Homosexual behavior has always existed. It was accepted throughout the ancient world, Roman emperors engaged in it, and the Jews were the first to forbid it.
Judaism’s prohibition of homosexuality, along with adultery, incest and bestiality, was a fundamental part of the new code of sexual morality it created.
“The revolution begun by the Torah, when it declared war on the practices of the [surrounding] world, wrought [along with ethical monotheism] the most far-reaching changes in history,” says noted author and talk-show host Dennis Prager. “When Judaism demanded that all sexual activity be channeled into marriage, it changed the world.”
About 150 years ago, some German sodomites coined the scientific-sounding word “homosexuality,” claiming that its devotees are born that way and therefore cannot help themselves. Other same-sex propagandists embraced the Spartan creed which saw same-sex relationships as more moral than the traditional man-woman marriage (a concept that became an important part of Nazi ideology). Both groups’ ideas were widely accepted, and homosexuality became known in Europe before and after World War I as the “German vice.”
In this country, a similar campaign to legitimatize homosexuality has created sweeping changes in public attitudes over the past thirty-five years. In 1987 two gay activists, Marshall Kirk and Erastes Pill, described the campaign’s tactics. They saw the campaign’s first task as desensitizing the public about homosexuality so that indifference to it, if not acceptance, would replace the repugnance most people felt. Another tactic was to cast gays “as victims in need of protection so that straights will be inclined by reflex to assume the role of protector.” Still another was to talk “about gays and gayness as loudly and as often as possible…[since] almost any behavior begins to look normal if you are exposed to enough of it.”

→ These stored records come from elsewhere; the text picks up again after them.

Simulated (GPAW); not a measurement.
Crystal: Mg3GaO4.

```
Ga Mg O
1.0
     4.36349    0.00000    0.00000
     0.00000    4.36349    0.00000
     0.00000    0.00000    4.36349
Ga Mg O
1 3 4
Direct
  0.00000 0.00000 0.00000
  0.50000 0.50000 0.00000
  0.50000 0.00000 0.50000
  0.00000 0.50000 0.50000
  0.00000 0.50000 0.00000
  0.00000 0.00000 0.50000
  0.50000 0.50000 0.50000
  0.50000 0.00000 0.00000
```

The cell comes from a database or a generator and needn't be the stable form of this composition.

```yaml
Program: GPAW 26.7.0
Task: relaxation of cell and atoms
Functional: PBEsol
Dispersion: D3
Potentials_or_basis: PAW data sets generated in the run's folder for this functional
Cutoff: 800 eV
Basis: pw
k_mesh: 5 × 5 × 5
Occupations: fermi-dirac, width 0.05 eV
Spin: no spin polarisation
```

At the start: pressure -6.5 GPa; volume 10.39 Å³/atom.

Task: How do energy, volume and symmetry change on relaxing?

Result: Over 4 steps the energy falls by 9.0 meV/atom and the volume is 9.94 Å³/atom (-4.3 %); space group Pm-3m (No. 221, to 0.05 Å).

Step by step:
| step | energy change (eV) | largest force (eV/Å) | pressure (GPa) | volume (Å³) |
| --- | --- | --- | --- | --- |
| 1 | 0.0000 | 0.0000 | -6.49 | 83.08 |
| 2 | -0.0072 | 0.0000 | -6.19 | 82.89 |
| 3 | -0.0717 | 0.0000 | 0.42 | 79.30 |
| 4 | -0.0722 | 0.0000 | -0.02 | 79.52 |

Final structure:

After achieving sufficient public acceptance in a particular place, a final tactic was to get “tough with the remaining opponents, [who] must be vilified” by making “anti-gays look so nasty that average Americans will want to dissociate themselves from such types.”
The AIDS epidemic has provided an important vehicle for the effective use of the above-mentioned tactics. Sympathetic news reporting and sentimental events such as “AIDS awareness” gatherings, which evoke pity for gays while obscuring the fact that it was the unimaginable level of promiscuity that facilitated the spread of AIDS in that community, have served to desensitize people to homosexuality, and even to win their acceptance of it.
“Get tough” tactics by homosexuals against those opposing them have been going on for years, almost always below the radar of the major media. In 1997, for example, a Christian group at Harvard Law School scheduled a meeting to mark “National Coming Out of Homosexuality Day.” Its main speaker was a now-married former homosexual, who, citing his own experience, came to offer hope “for those homosexuals who desperately seek a way to leave the lifestyle of self-destruction behind.?
Posters for the meeting were torn down within a day at this bastion of free speech, where so many of our top future judges are trained. They were replaced by others maintaining, among other things, that opposition to homosexuality is anti-Semitic. One new poster, imitating the original, read, “For those struggling with Judaism, there is hope in the truth. You can walk away (to the gas chambers).” Another read, “Open to the entire Harvard Community. Except you, yes, the Jewish-looking kid…Non-Aryans will be required to present proof of non-mongrel ancestry for at least four generations.”
At the meeting itself, gay activists thronged the entrance. Many wore T-shirts or held signs demanding “Stop the Hate” – as though the mere suggestion that gays can change is in itself hateful. To these politically correct law students, doubts that homosexuality should be eagerly celebrated almost makes one a Nazi.